In a previous blog post, I explored how conflicts are a normal part of a close relationship. If your immediate reaction to a conflict is “Uh-oh, something is wrong with us,” all your energy is caught up in worrying about the relationship. But if you can see conflict as something that is normal, even expected, you can channel your energy to addressing the conflict in a meaningful way.
One thing that can help you address problems when they come up is to realize that there are two types of conflicts in a marriage.
Consider these two examples.
You and your partner have divided up the household duties. One of the tasks that your spouse has agreed to do is take out the trash. Over the last few weeks, the trash cans fill up, and at times, overflow. Perhaps they just forgot, so you go ahead and empty the trash. But then it happens again and again. Now you are getting annoyed and even resentful. After all, you both have full time jobs, and you are doing the tasks you have agreed to do. You bring it up, and an argument ensues.
You receive an unexpected inheritance of $10,000 from a relative. You think of several ways that you could spend the money. Some of them are household projects like renovating a room in the house. Others are more fun and frivolous things like taking a vacation you could never afford. Your partner has some ideas about spending part of the money but would like to set most of it aside in savings. One of you brings up the topic, and an argument ensues.
In their work with couples, John and Julie Gottman describe how all marital conflicts, no matter how simple or how complex, fall into two categories: solvable or unsolvable. Understanding the difference between these two categories of conflict gives you guidance in how to handle each of them.
Solvable conflicts are situational.
You have specific situation or topic. You are able to identify the differences between you. Once you understand the differences, you figure out a compromise that you can make to resolve the conflict.

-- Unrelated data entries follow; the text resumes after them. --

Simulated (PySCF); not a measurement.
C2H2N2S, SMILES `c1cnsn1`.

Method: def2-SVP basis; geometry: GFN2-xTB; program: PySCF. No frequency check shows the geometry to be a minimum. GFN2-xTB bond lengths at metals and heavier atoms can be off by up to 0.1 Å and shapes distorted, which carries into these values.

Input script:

The first example above is a good example of a solvable conflict. The specific issue is clear. Your spouse is not doing the household task that they agreed to do. This bothers you because you don’t like the trash piling up, and you are resentful because you end up doing your partner’s task. You communicate to your partner your frustration, and you ask why the task is not getting done. Perhaps your partner shares that they have had some real challenges at work, and they come home distracted and forget to empty the trash. You talk about what you can do differently. Maybe you trade tasks until the challenges at work go away. Maybe you come up with a plan to help your spouse remember. You implement your plan and move on.
The second example above is a good example of an unsolvable conflict.
Every time the subject of the money comes up, it feels like you are spinning your wheels and getting nowhere close to resolution. That’s because the problem centers on a fundamental difference between you and your spouse. This fundamental difference can come from differences in personality, values, or life experience. Each of you has a very different understanding of money and its place in your life. Those differences are not going to change, so you keep going over and over the same problem without any solution.
Any conflict between you and your spouse can be solvable or unsolvable. Take the two examples above. If fulfilling household tasks is something that has always happened and continues to happen, this could be an unsolvable conflict. Both of you could share your different ideas about how to spend the inheritance, and after some discussion, come to some decisions. This is a solvable conflict.
One of the first things to do when a conflict arises is to determine if this is a solvable or unsolvable problem.
Why? Because the process you use to address a solvable conflict is very different than the one you use to address an unsolvable conflict. Helping couples understand these different types of conflicts and teaching them ways to address them is an important part of what I do in marriage counseling.
In future posts, I will talk about the different processes you can use for these different types of conflicts. If you want to learn more about how counseling can help your relationship, please visit my marriage counseling specialty page.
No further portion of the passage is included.